Scientists have discovered a telltale clue that a star is about to go supernova. The new discovery could help astronomers develop an “early warning system” before one of these cosmic explosions happens that would allow scientists to watch one in real time, a new study suggests.
“With this early-warning system we can get ready to observe them real-time, to point the world’s best telescopes at the precursor stars,” said study lead author Benjamin Davies. With this early warning, scientists can then “watch them getting literally ripped apart in front of our eyes.”
Published Oct. 13 in the journal Monthly Notices of the Royal Astronomical Society, the study simulated data on what red supergiant stars would look like in the year before they go supernova. Such stars swell in size and can self-destruct in a type II-P supernova, or a violent explosion that occurs in stars that are between eight and 40 to 50 solar masses. The simulations reveal that before this explosion occurs, a cocoon of circumstellar dust builds-up around the star.
“Recent studies of supernovae have shown that the star that blew up was nested inside a thick cocoon of material, presumably ejected from the star just before it died,” Davies, an astrophysicist at Liverpool John Moores University in the U.K,. told Live Science in an email.
The paper determined that stars between eight and 20 times the mass of the sun and in the final red supergiant phase undergo dramatic changes in their last few months.
“We have no idea why stars do this — it wasn’t expected, and images of stars taken approximately one year before they died show nothing untoward,” Davies said.

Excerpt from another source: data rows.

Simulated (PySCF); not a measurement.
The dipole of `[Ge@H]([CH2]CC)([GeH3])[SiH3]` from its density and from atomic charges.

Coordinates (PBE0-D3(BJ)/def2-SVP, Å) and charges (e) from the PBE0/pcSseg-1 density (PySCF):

Such stars suddenly become around 100 times fainter in visible light in their final few months before they die. This dimming may be caused by a sudden accumulation of material around the star, which obscures its light, though scientists aren’t sure how this happens.
“Our best bet is that the very late stages of nuclear burning trigger gravity/pressure waves that propagate out to the surface” of the collapsing star, Davies said. Scientists had previously theorized (opens in new tab) that this occurs for the most extreme supernovas. “But we won’t know until we can watch it happening,” Davies added.
The opportunity to watch a supernova explosion in real-time has so far eluded astronomers. The closest observation so far has been SN 2013fs, a supernova explosion of a red supergiant star in the spiral galaxy NGC 7610 about 160 million light-years from Earth in the constellation of Pegasus. It was observed in October 2013, just three hours after its light reached Earth (opens in new tab).
“When you see the supernova this early you see the outer edge of the ‘cocoon’ illuminated from the inside by the on-rushing explosion,” Davies said. “By continuously monitoring it [the astronomers] were able to determine the time at which the supernova over-ran the cocoon, and hence determine how far from the star it extended.”
Because the dense material almost completely obscures the star just before an explosion, astronomers hoping to catch a supernova in real-time will require telescopes that can alert them to a star that has become about 100 times fainter in the visible part of the spectrum, according to the paper.
That will be possible with the upcoming Vera Rubin Observatory (VRO), slated to go online in 2023, whose 3.2 gigapixel camera-powered all-sky survey will look for tiny changes in the entire visible sky every three nights.
“The VRO will be able to see around half the red supergiant stars within around 10 million light-years, allowing us to monitor them every few days or so,” Davies said. “If we see one suddenly start to dim dramatically this could be an indication that the countdown to a supernova has begun.”
With that information, astronomers will be able to point other telescopes at the target to study the physical conditions of the star’s atmosphere as it’s ejected and as it morphs into the cocoon around it.
The closest red supergiant star to the solar system is Betelgeuse in the constellation Orion, which in February 2020 was observed to have lost two-thirds of its normal luminosity after an enormous ejection from its surface. However, this dimming was not the result of an impending supernova.
“A red supergiant star on its ‘supernova countdown’ would be like Betelgeuse on steroids,” Davies said. “It would become much fainter, much faster, possibly disappearing from view at visual wavelengths altogether within a matter of weeks.”
Other red supergiant stars in the night sky include Antares in the constellation Scorpius, about 555 light-years distant, and Aldebaran in the constellation Taurus, about 65 light-years away.